While Malaysians welcomed cheaper Internet and the prospect of smaller electricity bills, some of the cost may be borne by state funds Permodalan Nasional Bhd. and Employees Provident Fund, which are among the biggest shareholders in the companies.

Golden Shares

Public pension fund EPF, which owns a 16% stake each in Telekom and Tenaga, said its investment income fell 7.6% to 13.5 billion ringgit ($3.3 billion) in the third quarter from a year ago due to the decline in Malaysia’s stock market.

Permodalan, or PNB, announced its lowest income distribution since 1990 to unit holders of Amanah Saham Bumiputera, which owns 12% of Telekom and 9% of Tenaga. PNB was formed by the government in 1978 to help boost the wealth of ethnic Malays and indigenous people, who can buy its trusts.

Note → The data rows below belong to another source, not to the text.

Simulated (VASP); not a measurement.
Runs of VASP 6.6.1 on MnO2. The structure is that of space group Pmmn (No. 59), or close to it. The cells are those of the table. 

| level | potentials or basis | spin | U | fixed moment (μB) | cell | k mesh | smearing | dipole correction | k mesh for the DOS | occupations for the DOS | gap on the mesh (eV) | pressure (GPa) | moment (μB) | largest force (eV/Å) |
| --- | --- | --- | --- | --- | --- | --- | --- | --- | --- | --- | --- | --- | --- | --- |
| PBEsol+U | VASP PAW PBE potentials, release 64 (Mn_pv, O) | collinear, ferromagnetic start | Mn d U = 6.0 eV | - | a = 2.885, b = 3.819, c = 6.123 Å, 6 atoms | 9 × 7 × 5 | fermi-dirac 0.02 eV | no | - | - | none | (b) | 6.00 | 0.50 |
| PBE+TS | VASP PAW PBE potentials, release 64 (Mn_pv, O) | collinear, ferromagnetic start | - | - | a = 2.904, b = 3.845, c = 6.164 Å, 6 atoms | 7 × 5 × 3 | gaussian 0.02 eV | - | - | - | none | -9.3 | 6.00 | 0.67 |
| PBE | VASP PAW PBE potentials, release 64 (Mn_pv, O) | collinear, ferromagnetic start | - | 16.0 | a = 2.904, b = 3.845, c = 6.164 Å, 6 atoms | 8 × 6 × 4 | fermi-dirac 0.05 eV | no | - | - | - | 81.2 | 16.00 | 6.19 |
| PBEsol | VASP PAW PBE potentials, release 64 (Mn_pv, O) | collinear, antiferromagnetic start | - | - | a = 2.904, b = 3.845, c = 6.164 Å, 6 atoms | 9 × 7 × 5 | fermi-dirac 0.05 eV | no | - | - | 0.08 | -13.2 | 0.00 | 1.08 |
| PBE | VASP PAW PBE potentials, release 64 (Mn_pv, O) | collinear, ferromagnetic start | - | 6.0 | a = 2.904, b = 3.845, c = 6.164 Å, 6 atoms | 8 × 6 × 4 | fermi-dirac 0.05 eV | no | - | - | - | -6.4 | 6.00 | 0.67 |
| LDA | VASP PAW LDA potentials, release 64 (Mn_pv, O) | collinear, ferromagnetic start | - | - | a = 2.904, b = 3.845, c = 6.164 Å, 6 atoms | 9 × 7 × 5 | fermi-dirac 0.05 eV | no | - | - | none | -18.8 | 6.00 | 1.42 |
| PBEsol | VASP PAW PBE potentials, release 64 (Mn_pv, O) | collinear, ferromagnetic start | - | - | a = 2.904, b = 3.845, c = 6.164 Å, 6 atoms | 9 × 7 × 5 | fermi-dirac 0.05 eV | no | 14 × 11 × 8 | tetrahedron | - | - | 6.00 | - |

Telekom shares dropped 1.8% as of the midday break in Kuala Lumpur trading, while Tenaga slid 1.1 percent.

“The government should be more cognizant of the impact of policy changes on publicly traded companies and service providers,” said Alexander Chia, head of regional equity research at RHB Bank Bhd. That includes consulting stakeholders and giving the market enough time to prepare for the changes “to avoid shocking the system,” he added.

Representatives for the finance ministry, EPF and Telekom declined to comment, while a representative for Tenaga didn’t immediately respond to requests for comment.

Khazanah Nasional Bhd. called for the government to move away from the practice of using golden shares to have clout over state-owned companies, and to wield its influence through legislation and regulators instead, Managing Director Shahril Ridza Ridzuan said at the same conference where Mahathir spoke on Tuesday in Kuala Lumpur. A golden share allows the government to outvote all other shareholders on certain matters, such as in appointing chief executive officers.

To be sure, the reform has pushed the companies to become leaner. Telekom cut costs by dismissing workers, renegotiating contracts and delaying capital spending. UBS Group AG analyst expects its net income to rise to 412 million ringgit in the fourth quarter, which would be the biggest since 2011, from 261.3 million in the previous period.

Tenaga is splitting itself into three units, including one to handle retail electricity, and planning a debt sale for the first time since 2017 to gear up for new competition.

Learning Curve

“GLC reforms are definitely good for the country,” said Mohd Afzanizam Abdul Rashid, the chief economist of Bank Islam Malaysia Bhd., referring to government-linked companies. “The way I see it, the critical thing to do is to ensure that the GLC’s existence will not crowd out the private investment.”

The move to open up industries dominated by state companies is also meant to encourage smaller private companies to take a bigger role in the economy. Malaysia wants small and medium-sized enterprises to contribute 50% to the gross domestic product, from 38.3% in 2018.

As Mahathir put it, the government has “no business to be in business.”

Overall, the government’s handling of the corporate reform has improved, said RHB’s Chia. While the broadband price cut was abrupt, the government is now communicating well and phasing in the plan to open up the electricity sector, he said.

“It was a steep learning curve, but the Pakatan Harapan government is getting better at engaging markets,” Chia said.